Integrating a new parser

For input formats that cannot be parsed with a built-in parser operator, you must implement a new parser operator - either in SPL, Java, or C++ - and integrate it into the ITE application. The resulting composite operators are typically named parser composite operators.

Procedure

Run the following procedure for each new input format.

  1. If the new parser operator is in another toolkit, add the toolkit dependency to the ITE application, for example, by editing the info.xml file. Also, add the toolkit location to the STREAMS_SPLPATH environment variable or to the toolkitsList.xml file in the project folder. If the file does not exist, create it. For more information about the file format, see Developing > Compiling streams applications > Compiling SPL applications > Working with toolkits paths.
  2. Rename or if you want to integrate several new parsers create a renamed copy of the <namespace>.chainprocessor.reader.custom::CustomReaderTemplate composite operator.

  3. Open the copied or renamed parser composite operator with the SPL editor.

  4. Modify the composite operator. The modifications depend on the programming language that your parser operator is implemented in, and the features of your parser operator. For example, edit the code section between parser code begin and parser code end, replace the enclosing Custom operator or modify the whole composite operator.

    There are few requirements the parser composite operator must fulfill:

    • The parser composite operator has one input port for the data that is the file information.
    • The parser composite operator has two output ports. The first output port gets the parsed or invalid tuples and the second output ports gets metrics information at the end of each file. The file information that is received on the input port, must be forwarded to the output ports.

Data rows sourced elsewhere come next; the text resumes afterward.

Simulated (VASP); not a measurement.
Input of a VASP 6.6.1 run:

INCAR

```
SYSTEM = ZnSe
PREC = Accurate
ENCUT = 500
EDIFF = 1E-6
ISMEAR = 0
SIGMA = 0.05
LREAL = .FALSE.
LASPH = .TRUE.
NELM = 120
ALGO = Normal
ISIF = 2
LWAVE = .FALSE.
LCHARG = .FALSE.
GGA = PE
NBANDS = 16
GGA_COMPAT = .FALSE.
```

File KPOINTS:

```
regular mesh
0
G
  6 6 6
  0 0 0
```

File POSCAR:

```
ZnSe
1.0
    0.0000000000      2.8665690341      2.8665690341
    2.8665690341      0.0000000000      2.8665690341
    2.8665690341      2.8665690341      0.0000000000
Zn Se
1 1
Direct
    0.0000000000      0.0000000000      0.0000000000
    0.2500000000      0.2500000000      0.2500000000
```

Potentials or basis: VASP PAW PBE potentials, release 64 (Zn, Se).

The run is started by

    • The parser composite operator must support the groupId and chainId parameters that are typically used for traces or other debug outputs. For example, you might want to add these IDs to the names of debug output files to distinguish between the composite operator instances.

  5. Save the parser composite operator.

Hint: For more information about integrating a new parser, for example, how to handle invalid tuples that leave your parser on a separate output port, inspect the code of the built-in parser composite operators that are:

  • <namespace>.chainprocessor.reader.FileReaderASN1
  • <namespace>.chainprocessor.reader.FileReaderCSV
  • <namespace>.chainprocessor.reader.FileReaderStructure